Warning: Some IDEs may not use the same python interpreter or virtual enviroment as the one you used when running pip. If you see conan is not found, check that you installed the package in the same interpreter as the one that launches cmake.

How to build ?

We like clion or vscode but let's have some reproducible command line steps

  • Building the app itself

    If you installed the what is described above, just run:

    make

Running tests

  • Running rust tests (x64)

    If you installed the what is described above, just run:

    make rust_test
  • Running C/C++ tests (x64)

    If you installed the what is described above, just run:

    make cpp_test
  • Running device emulation+integration tests!!

     Use Zemu! Explained below!

How to test with Zemu?

What is Zemu?? Great you asked!! As part of this project, we are making public a beta version of our internal testing+emulation framework for Ledger apps.

Npm Package here: https://www.npmjs.com/package/@zondax/zemu

Repo here: https://github.com/Zondax/zemu

Let's go! First install everything:

At this moment, if you change the app you will need to run make before running the test again.

make zemu_install

Then you can run JS tests:

make zemu_test

To run a single specific test:

At the moment, the recommendation is to run from the IDE. Remember to run make if you change the app.
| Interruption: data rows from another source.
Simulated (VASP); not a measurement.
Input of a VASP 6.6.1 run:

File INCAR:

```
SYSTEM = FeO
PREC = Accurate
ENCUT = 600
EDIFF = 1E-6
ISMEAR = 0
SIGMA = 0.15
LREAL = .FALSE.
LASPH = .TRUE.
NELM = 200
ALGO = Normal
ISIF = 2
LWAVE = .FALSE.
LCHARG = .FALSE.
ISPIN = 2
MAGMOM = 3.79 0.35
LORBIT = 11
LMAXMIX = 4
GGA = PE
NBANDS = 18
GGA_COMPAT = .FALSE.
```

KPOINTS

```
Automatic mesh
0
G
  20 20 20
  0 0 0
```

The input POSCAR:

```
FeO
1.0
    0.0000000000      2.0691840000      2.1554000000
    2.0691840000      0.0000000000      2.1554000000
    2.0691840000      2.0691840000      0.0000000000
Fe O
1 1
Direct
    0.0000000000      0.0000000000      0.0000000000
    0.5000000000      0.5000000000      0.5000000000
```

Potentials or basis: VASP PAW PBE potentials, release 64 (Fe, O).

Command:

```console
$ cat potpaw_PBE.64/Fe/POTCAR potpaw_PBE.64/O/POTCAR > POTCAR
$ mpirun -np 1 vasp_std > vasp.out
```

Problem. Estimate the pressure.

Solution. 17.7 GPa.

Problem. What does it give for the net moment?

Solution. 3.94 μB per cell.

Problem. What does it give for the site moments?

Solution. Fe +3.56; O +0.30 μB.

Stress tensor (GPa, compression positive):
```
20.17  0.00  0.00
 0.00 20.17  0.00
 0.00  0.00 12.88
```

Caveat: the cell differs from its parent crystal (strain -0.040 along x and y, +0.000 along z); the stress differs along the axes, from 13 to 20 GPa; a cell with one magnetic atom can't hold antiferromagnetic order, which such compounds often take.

How to debug a ledger app?

You can use vscode or clion to debug the app. We recommend using CLion but we provide a vscode (unsupported) configuration too.

Preconditions

If you are using CLion, you need to a configuration file in your home directory: $HOME/.gdbinit with the following content:

set auto-load local-gdbinit on
add-auto-load-safe-path /

Warnings

There are a few things to take into account when enabling Ledger App debugging:

  • Once you enable the local .gdbinit that is located in your project workspace. You will break local Rust debugging in your host. The reason is that debugging unit tests will use the same .gdbinit configuration that sets the environment to ARM. We are looking at some possible fixes. For now, if you want to debug unit tests instead of the ledger app, you need to comment out the lines in .gdbinit

Debugging

  1. Build your app

    make
  2. Define your debug scenario

    Open tests/zemu/tools/debug.mjs and look for the line:

    /// TIP you can use zemu commands here to take the app ...

    You can adjust this code to get the emulator to trigger a breakpoint in your app:

    • send clicks
    • send APDUs, etc
  3. Launch the emulator in debug mode

    If you didnt install Zemu yet (previous section), then run make zemu_install

    make zemu_debug

    The emulator will launch and immediately stop. You should see a black window

  4. Configure Clion debugger

    Your configuration should look similar to this:

    image

    Check that the path mappings are correct

  5. Start CLion debugger

    You will hit a breakpoint in main. Add breakpoints in other places and continue.

    Enjoy :)

Using a real device

How to prepare your DEVELOPMENT! device:

You can use an emulated device for development. This is only required if you are using a physical device

Please do not use a Ledger device with funds for development purposes.

Have a separate and marked device that is used ONLY for development and testing

There are a few additional steps that increase reproducibility and simplify development:

1 - Ensure your device works in your OS

2 - Set a test mnemonic

Many of our integration tests expect the device to be configured with a known test mnemonic.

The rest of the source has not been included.